AND - AND Accumulator with Memory

N	V	T	D	I	Z	C
?		0			?

Addressing Mode	Syntax	Opcode	Bytes	Cycles
Immediate	AND #$ii	$29	2	2
Zero Page	AND $zz	$25	2	4
Zero Page, X	AND $zz,X	$35	2	4
Absolute	AND $aaaa	$2d	3	5
Absolute, X	AND $aaaa,X	$3d	3	5
Absolute, Y	AND $aaaa,Y	$39	3	5
Indirect	AND ($zz)	$32	3	7
Indexed Indirect	AND ($zz,X)	$21	2	7
Indirect, Index	AND ($zz),Y	$31	2	7

ASL - Arithmetic Shift Left

N	V	T	D	I	Z	C
?		0			?	?

Shifts the value at the location specified by the operand left by one bit, shifting in 0 to Bit0, and writes the result back to that location. Bit7 of the value before the shift is copied to the Carry flag.

Addressing Mode	Syntax	Opcode	Bytes	Cycles
Accumulator	ASL A	$0a	1	2
Zero Page	ASL $zz	$06	2	6
Zero Page, X	ASL $zz,X	$16	2	6
Absolute	ASL $aaaa	$0e	3	7
Absolute, X	ASL $aaaa,X	$1e	3	7

BBRn - Branch on Bit Reset n

N	V	T	D	I	Z	C
		0

If Bit 'n' of the value at the effective address specified by the second operand is clear, branch to the address calculated from the second operand. The second operand is treated as an 8-bit signed number, -128 to 127. When calculating the branch address, the 8-bit signed second operand is added to the address of the byte immediately following the branch instruction. For example, a branch instruction with an operand of $00 will never branch.

256-byte and 8192-byte page-boundary crossing do not incur cycle penalties, unlike other 6502-based processors(or, depending on how the HuC6280 is engineered internally, ALL branches occur a 1-cycle page-crossing penalty on the HuC6280, regardless of page crossing or not).

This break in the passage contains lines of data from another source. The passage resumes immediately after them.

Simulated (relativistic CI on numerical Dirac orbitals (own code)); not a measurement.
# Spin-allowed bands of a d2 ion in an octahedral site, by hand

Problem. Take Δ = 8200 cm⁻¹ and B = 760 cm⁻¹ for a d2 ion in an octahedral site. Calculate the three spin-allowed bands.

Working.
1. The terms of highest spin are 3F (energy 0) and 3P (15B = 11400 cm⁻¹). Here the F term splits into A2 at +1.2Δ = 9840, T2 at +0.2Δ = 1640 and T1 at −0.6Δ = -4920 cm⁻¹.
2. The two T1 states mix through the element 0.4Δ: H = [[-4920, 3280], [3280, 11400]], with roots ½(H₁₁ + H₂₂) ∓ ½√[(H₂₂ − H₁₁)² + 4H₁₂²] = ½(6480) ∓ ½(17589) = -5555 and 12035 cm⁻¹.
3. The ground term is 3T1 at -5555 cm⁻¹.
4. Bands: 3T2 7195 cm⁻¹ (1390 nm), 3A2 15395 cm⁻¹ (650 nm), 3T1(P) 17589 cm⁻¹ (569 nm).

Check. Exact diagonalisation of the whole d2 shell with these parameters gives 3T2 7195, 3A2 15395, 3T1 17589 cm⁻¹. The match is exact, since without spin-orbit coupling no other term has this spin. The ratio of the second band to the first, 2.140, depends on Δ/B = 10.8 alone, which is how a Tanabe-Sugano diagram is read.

Addressing Mode	Syntax	Opcode	Bytes	Cycles
Zero Page, Relative	BBR0 $zz, $rrrr	$0f	3	6*
Zero Page, Relative	BBR1 $zz, $rrrr	$1f	3	6*
Zero Page, Relative	BBR2 $zz, $rrrr	$2f	3	6*
Zero Page, Relative	BBR3 $zz, $rrrr	$3f	3	6*
Zero Page, Relative	BBR4 $zz, $rrrr	$4f	3	6*
Zero Page, Relative	BBR5 $zz, $rrrr	$5f	3	6*
Zero Page, Relative	BBR6 $zz, $rrrr	$6f	3	6*
Zero Page, Relative	BBR7 $zz, $rrrr	$7f	3	6*

* Add 2 extra cycles if branch is taken.

BBSn - Branch on Bit Set n

N	V	T	D	I	Z	C
		0

If Bit 'n' of the value at the effective address specified by the operand is set, branch to the address calculated from the second operand. The second operand is treated as an 8-bit signed number, -128 to 127. When calculating the branch address, the 8-bit signed second operand is added to the address of the byte immediately following the branch instruction. For example, a branch instruction with an operand of $00 will never branch.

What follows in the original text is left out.